President Trump reportedly spoke with the king of Saudi Arabia on Sunday about imposing safe zones in Syria, presumably for the purpose of protecting civilians from rebels and Syrian and Russian bombardment. Such a policy carries a lot of risk, would likely violate international and U.S. law, and is strategically unwise.


Safe zones have a mixed record at best for protecting civilians. In the 1990s, Iraqi Shia in United Nations’ safe zones turned out to be not so safe from Saddam Hussein. Bosnian Muslims were unprotected in Srebrenica, the city now associated with a terrible massacre despite an established safe zone there. Even beyond the logistical challenge of setting up safe zones in the middle of a chaotic civil war, keeping the civilians safe inside is no piece of cake. Humanitarian relief would have to be supplied, which requires an additional commitment of resources and coordination. And it would be difficult to prevent Syrian rebel groups from infiltrating, targeting, or otherwise taking advantage of them. On‐​the‐​ground forces would be required to police the area and distinguish between militants and civilians seeking refuge. Moreover, safe zones would require, at the very least, sustained use of airpower to protect the skies over them and the territory around them. The Syrian air force and the Russian air force are already crowding those skies. U.S. intervention would be subject to direct challenge, or at the very least massively increase the chances of accidental confrontation.

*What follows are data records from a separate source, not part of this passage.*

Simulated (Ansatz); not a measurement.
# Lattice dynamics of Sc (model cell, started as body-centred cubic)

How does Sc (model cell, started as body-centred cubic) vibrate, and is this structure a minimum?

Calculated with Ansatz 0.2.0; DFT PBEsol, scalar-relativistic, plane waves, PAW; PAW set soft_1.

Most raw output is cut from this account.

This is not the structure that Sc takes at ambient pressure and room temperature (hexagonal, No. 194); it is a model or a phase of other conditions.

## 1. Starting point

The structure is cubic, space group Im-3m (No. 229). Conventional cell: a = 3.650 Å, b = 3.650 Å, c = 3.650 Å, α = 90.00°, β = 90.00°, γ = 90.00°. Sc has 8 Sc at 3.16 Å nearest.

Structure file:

Americans should also consider the legality of such a move. Establishing safe zones requires imposing on the territorial integrity of another sovereign nation and defending those zones with military force. Under international law, that’s illegal in the absence of host nation permission or an authorization from the UN Security Council. There is little chance Syria is going to give such permission to the United States and Saudi Arabia, and given Russia’s alliance with the Syrian regime, a Security Council authorization will not be forthcoming.


The Trump administration would be on similarly shaky ground as far as domestic U.S. law is concerned. U.S. military action in Syria during the Obama and now Trump administrations has no specific authorization from Congress. It has so far been justified legally by reference to the 2001 and 2002 Authorization for the Use of Military Force (AUMF), which authorized action against those groups and individuals who carried out the 9/11 attacks and then against Saddam Hussein’s Iraq. Neither authorization could plausibly justify imposing safe zones and no‐​fly zones in Syria, operations that would clearly be unconnected to those past missions.

The practical and legal considerations here certainly present obstacles. But it’s in the realm of strategy that the plan for safe zones really falls flat. Pursuing such a dangerous mission, so fraught with practical complications and the potential for mission creep, without specifying the greater strategic end that it is supposed to serve, is profoundly irresponsible. And what strategic objective might safe zones achieve? Even if they are successful in protecting some civilians, they won’t resolve the underlying political issues in Syria that are driving the conflict in the first place. In fact, they will more likely complicate them. Furthermore, establishing safe zones in the absence of the political will and resolve necessary to fully enforce them undermines the case for imposing them in the first place. If the American public and their elected officials don’t fully understand the potential consequences and support the prospect of an expanded mission in case of unexpected contingencies, imposing safe zones in Syria is the height of strategic folly.


To date, proposals to set up safe zones in Syria appear to be proposals to “do something,” or at least to appear to be doing something, even if that something ignores the likely adverse consequences and is unconnected to viable strategic goals.